Comments on the Draft B.C. Methane Regulations
Published by:
David Suzuki Foundation and partners
Partners:
Clean Air Task Force,
Environmental Defence,
Environmental Defense Fund,
Pembina Institute
Climate solutions methane pollution, British Columbia, energy, greenhouse gas emissions, industry, climate change, fossil fuels
Comments from the David Suzuki Foundation, Pembina Institute, Environmental Defence, Clean Air Task Force and Environmental Defense Fund on the B.C. Oil and Gas Commission’s November 15 consultation draft methane regulations (posted here). These comments are intended to be in addition to the technical submission submitted on October 15, 2018.

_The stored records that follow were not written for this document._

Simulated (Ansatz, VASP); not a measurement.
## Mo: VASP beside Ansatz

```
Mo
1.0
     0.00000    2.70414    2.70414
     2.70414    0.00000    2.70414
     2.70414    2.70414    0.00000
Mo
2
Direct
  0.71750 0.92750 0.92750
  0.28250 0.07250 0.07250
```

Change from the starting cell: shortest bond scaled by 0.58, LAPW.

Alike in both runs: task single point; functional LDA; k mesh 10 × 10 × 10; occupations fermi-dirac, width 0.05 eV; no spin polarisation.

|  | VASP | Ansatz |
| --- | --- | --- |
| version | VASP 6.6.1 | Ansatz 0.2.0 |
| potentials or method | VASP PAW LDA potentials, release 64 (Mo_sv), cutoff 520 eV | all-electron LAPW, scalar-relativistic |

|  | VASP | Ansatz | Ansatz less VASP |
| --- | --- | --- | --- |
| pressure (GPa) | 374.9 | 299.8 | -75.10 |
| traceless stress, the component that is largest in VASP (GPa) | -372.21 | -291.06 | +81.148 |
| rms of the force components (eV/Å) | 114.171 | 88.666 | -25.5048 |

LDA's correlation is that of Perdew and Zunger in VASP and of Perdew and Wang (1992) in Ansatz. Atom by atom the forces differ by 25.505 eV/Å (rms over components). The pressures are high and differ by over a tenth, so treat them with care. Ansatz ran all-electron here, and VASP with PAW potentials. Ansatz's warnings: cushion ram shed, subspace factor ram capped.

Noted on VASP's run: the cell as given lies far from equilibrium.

Several elements of the draft regulations are strong. In particular, the authors strongly support the zero bleed requirements for new pneumatic controllers contained in Section 52.05(2) and (3) and the three times per year inspection requirement for gas processing plants, compressor stations and multi-well batteries contained in Section 41.1.(2)(a). In addition, the authors acknowledge that the BCOGC made two changes to strengthen the regulations in the November 15 draft, including the leak detection and repair requirements for a small subset of facilities and venting limits for new tanks. While commendable, these changes are not sufficient to bring the regulations up to best practices.
However, B.C.’s proposed draft methane regulations do not require frequent inspections for the vast majority of oil and gas sites and therefore will not address unexpected leaks. This is not best practice leak detection and repair, and the draft rules fall well short of the ambition set by leading jurisdictions.